Discover more from João Melo
GraphQL on trial, Database for SQL haters, and Headless UI Library
Is GraphQL a bad idea for your new project?
In a blog post, Marc-André Giroux disputes the arguments of a Twitter thread claiming that “GraphQL is a trap“. The counterpoints are actually a good set of guidelines on what to expect and how to internalize GraphQL in an app architecture.
A generic GraphQL API actually goes counter to what most would consider best practice. In fact, the GraphQL Spec has consistently rejected proposals for generic / database-like features (like filtering, ordering, etc).
The ORM is now on the database
EdgeDB is a new contender in the post-SQL arena presenting itself as a graph-relational database. It is built upon Postgres and also open-sourced. EdgeDB bets on developer experience, embedding features often found on code libraries like migrations and high-level abstractions for data relationships.
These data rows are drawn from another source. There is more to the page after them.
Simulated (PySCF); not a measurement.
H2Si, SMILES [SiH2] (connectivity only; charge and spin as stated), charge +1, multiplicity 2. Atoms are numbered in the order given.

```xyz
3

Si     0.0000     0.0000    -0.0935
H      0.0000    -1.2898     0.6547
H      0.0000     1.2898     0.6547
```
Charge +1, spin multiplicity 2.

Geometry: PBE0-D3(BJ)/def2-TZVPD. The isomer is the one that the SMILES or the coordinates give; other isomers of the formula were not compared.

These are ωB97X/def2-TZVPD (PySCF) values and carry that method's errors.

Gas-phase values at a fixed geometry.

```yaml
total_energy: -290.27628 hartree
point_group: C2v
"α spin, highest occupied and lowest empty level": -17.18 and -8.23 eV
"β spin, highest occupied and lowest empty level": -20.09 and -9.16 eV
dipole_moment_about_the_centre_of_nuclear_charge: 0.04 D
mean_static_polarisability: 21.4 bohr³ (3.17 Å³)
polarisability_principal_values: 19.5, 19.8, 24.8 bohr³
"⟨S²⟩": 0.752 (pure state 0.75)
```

(…) solves the object-relational impedance mismatch by returning a structured result object, not a list of rows—eliminating the need for a third-party ORM to denormalize the results.
A lightweight approach to UI components libraries
UI Components libraries like Bootstrap and Material UI can speed things up, especially at the begging of a web project. Nevertheless, they bring trade-offs regarding flexibility and pressure over your dependencies tree.
Libraries like Zag try to smooth the flexibility concerns by solving more hardcore problems like accessibility and interaction but leave the styling in the hand of the developer.
Zag [state] machine APIs are completely headless and unstyled. Use your favorite styling solution and get it matching your design system.